> How much does maintaining the servers cost? > It depends on the amount of traffic, but the minimum baseline is around several thousands of US dollars every month. This is expected as inference is very GPU intensive and a sufficient number of instances need to be spun up to handle thousands of requests coming in every minute. Everything is paid out of pocket.
Wow, impressive commitment for something that's free.
- Spot instances
- Aggressive autoscaling
- Micro batching
Can reduce inference compute spend by huge amounts (90% is not uncommon). ML, especially anything involving realtime inference, is an area where effective platform engineering makes a ridiculous difference even in the earliest days.
Source: I help maintain open source ML infra for GPU inference and think about compute spend way too much https://github.com/cortexlabs/cortex
This is not true. A _lot_ of AI applications use algorithms such as logistic regression or random forests and don’t need GPUs - partly, of course, because GPUs are so expensive and these approaches are good enough (or more than good enough) for many applications.
There are few key reasons why most realtime inference is done on the cloud:
- Scale. Deep learning models especially tend to have poor latency, especially as they grow in size. As a result, you need to scale up replicas to meet demand at a way lower level of traffic than you do for a normal web app. At one point, AI Dungeon needed over 700 servers to support just thousands of concurrent players.

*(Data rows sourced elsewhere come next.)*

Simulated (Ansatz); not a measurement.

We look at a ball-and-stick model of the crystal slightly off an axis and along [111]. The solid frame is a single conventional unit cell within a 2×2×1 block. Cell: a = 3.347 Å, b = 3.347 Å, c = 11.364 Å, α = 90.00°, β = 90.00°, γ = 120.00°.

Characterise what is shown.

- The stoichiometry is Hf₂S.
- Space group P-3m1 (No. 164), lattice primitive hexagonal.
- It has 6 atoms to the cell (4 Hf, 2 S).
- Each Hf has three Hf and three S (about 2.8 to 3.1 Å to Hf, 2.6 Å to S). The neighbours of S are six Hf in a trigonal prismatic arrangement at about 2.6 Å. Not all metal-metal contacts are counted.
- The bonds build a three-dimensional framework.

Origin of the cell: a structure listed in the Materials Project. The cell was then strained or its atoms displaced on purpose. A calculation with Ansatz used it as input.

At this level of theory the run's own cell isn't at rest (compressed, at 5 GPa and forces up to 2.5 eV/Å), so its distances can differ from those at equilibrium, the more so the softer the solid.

- Cost. Related to the above, GPUs are really expensive to buy. A g4dn.xlarge instance (the most popular AWS EC2 instance for GPU inference) is $0.526/hour on demand. To hit $3,000 per month in spend, you'd need to be running ~8 of them 24/7. Prices vary with purchasing GPUs, but you could expect 8 NVIDIA T4's to run around $20,000 at minimum, plus the cost of other components and maintainence. To be clear, that's very conservative--it's unlikely you'll get consistent traffic. What's more likely is you'll have some periods of very little traffic where you need one or two GPUs, and other high load periods where you'll need 10+.
3. Less universal of an issue, but the cloud gives you much better access to chips at lower switching costs. If NVIDIA releases a new GPU that's even better for inference, switching to it (once its available on your cloud) will be a tweak in your YAML. If you ever switch to ASICs like AWS's Inferentia or GCP's TPUs, which in many cases give way better performance and economics than GPUs, you'll also naturally have to be on their cloud.
However, there is a lot that can be done to lower the cost of inference even in the cloud. I listed some things in a comment higher up, but basically, there are some assumptions you can make with inference that allow you to optimize pretty hard on instance price and autoscaling behavior.
I have no reason to disbelieve it.
Being able to generate voices for games would enable a lot of interesting indie projects. IMO people should be paying more attention the market implications of products like this than to the social implications. There are a lot of projects that just aren't really feasible right now that could be if this kind of technology was more polished and generally available for commercial/self-hosted use. And in those cases, you don't even need to do inference, makers will likely be willing to mark up their scripts themselves.
Anyway I digress. Congrats, this is really cool!
People will absolutely suffer harm from this tech, but hey, think about the dollars that could be made! No, we should absolutely be paying more attention to the social implications.
I'm not primarily interested about the dollars, I'm interested in allowing communities to do creative things. I think people are looking at this tech like it's only going to be used for deepfakes, and they're underestimating the extent it's going to be used to create voice-acted game mods, animations, anonymization tools, and other creative/helpful projects.
If you're really worried about this stuff though, you can take some comfort in the fact that by far the worst examples on the site are of real-world voices. This is currently technology that as far as I can see is far more suited for generating new voices or voicing cartoon characters with well-defined patterns/inflections than it is for imitating the president.
If a voice could be copyrighted, or if this was a trademark issue or something, I strongly suspect that this site would not fall under fair use regardless of whether or not it was commercial. But again, IANAL, so I don't feel confident making any kind of strong claim about that either.
Bob: “Hello, John.”
John: “Oh, hello there, Bob.”
Bob: “Yes, hello. It's what I said. Why do you keep repeating what I say, John?”
John: “I didn't repeat you! I merely said hello, you dimwit!”
Bob: “There you go, being condescending again. Fuck you!”
John: “What? You're the one who started it!”
Try it yourself, or write something different. Either way, good fun!
- We have had perfect image manipulation capabilities for quite some time now. We have had written text manipulation capabilities for hundreds of years.
- People will continue to believe what they believe, whether there is deep fake video and audio or not.
A Voice Deepfake Was Used To Scam A CEO Out Of $243,000:
https://www.forbes.com/sites/jessedamiani/2019/09/03/a-voice...
I just found a video on YT with an example of recreating this in Melodyne: https://youtu.be/1oQn66gvwKA
There is definitely a sense of ‘who is that’ coming from their little minds that they are sometimes quite perplexed about. ‘It’s a computer’ is starting to feel like a cop-out answer as these things improve...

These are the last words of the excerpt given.